The changes unleased by the new, post-Ballmer Microsoft on its user and developer base in the past week have been northing short of seismic. Here are four of the biggest takeaways for developers from the many announcements that have come out of the Build conference.
1. Microsoft's new development culture runs on open source
This is about more than Microsoft open-sourcing existing work. Granted, it's nice to have, and nobody's complaining about great swaths of open source, cross-platform .Net infrastructure. But the underlying issue is much larger: Microsoft's entire software development culture, going forward, will be powered by open source.
No, it doesn't mean all of Microsoft's products will be open source, so don't hold your breath waiting for an open source version of Windows. But it does mean the culture of tools around Microsoft's products -- the languages, the compilers, the development environments -- will to be open endeavors.
What's more, the way those things will be open source will be far more in line with the way open source has worked in the software world outside of Microsoft. When Big Red(mond) announced that the next-generation .Net compiler, code-named "Roslyn," would be open source, many wondered if it would be released under Microsoft's own MS-PL. Instead, it was released under the Apache 2.0 license, which grants patent licenses to the work -- a major about-face for the normally protective Microsoft, since developers were previously leery of how much patent leeway Microsoft would give with its open-sourced creations.
The scope and utility of those tools has now been hugely broadened. A key selling point for Roslyn is that it turns the compiler into an API of its own -- which could in time have as much impact on Microsoft's software ecosystem as something like Node.js had with JavaScript.
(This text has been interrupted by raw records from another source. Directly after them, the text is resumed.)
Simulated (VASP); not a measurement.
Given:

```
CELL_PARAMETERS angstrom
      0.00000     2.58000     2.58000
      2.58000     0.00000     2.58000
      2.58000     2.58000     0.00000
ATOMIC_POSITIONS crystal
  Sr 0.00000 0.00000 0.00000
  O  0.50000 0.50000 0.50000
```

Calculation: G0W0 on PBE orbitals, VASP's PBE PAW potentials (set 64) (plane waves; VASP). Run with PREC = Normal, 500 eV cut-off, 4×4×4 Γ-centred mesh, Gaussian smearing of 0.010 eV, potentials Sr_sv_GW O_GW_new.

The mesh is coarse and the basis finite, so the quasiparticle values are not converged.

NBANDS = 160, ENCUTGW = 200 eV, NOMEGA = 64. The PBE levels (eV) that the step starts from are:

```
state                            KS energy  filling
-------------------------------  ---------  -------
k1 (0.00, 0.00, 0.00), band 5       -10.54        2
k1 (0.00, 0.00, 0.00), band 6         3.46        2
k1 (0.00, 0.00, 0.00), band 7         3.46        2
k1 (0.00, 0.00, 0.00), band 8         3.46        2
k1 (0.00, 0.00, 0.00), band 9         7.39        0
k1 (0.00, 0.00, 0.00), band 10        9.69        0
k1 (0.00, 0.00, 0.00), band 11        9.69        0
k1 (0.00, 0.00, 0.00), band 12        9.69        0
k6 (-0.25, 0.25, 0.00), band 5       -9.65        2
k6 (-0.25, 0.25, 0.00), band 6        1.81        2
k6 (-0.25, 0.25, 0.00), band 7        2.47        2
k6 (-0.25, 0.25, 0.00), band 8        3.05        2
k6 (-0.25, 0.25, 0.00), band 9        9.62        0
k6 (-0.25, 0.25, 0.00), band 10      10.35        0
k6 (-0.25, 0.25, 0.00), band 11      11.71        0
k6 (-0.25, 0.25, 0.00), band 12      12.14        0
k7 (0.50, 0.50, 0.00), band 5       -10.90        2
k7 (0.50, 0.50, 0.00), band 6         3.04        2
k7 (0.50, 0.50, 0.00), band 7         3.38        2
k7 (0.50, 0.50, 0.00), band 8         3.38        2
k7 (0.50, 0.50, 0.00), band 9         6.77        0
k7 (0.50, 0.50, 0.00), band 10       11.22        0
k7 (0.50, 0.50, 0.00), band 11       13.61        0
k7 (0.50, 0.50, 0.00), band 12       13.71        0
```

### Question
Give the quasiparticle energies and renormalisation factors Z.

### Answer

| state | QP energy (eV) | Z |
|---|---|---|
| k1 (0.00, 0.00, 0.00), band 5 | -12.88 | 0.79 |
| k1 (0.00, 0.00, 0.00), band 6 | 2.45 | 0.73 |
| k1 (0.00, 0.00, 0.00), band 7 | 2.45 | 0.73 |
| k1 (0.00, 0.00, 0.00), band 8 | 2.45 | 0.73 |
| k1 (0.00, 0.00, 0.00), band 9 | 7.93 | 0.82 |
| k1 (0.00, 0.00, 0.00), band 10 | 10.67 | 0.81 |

This brings up another reason why the shift to open source for Microsoft's development tools makes sense. All of the really exciting developments in software culture in the last decade or more have been open source: Node.js, Hadoop, cloud- and infrastructure-related tools like Puppet and Chef (both now supported in Azure, hint hint), and so on. For Microsoft to continue to miss out on being a part of all this, or to only be a part of it by allowing use of it on its platforms, means Microsoft would continue to shirk the energy and creativity of the very developers Microsoft claims to prize so highly -- developers who have been working first and foremost outside of Microsoft's ecosystem.
2. Build once, run anywhere may finally be real, but developers may face new issues with it
The idea of a genuinely singular Windows platform has been more pipe dream and propaganda than reality for too long, but now, for the first time in Microsoft's history, it's real. But for developers, the reality of creating something that can run across Microsoft-powered devices is just the beginning of a new set of issues.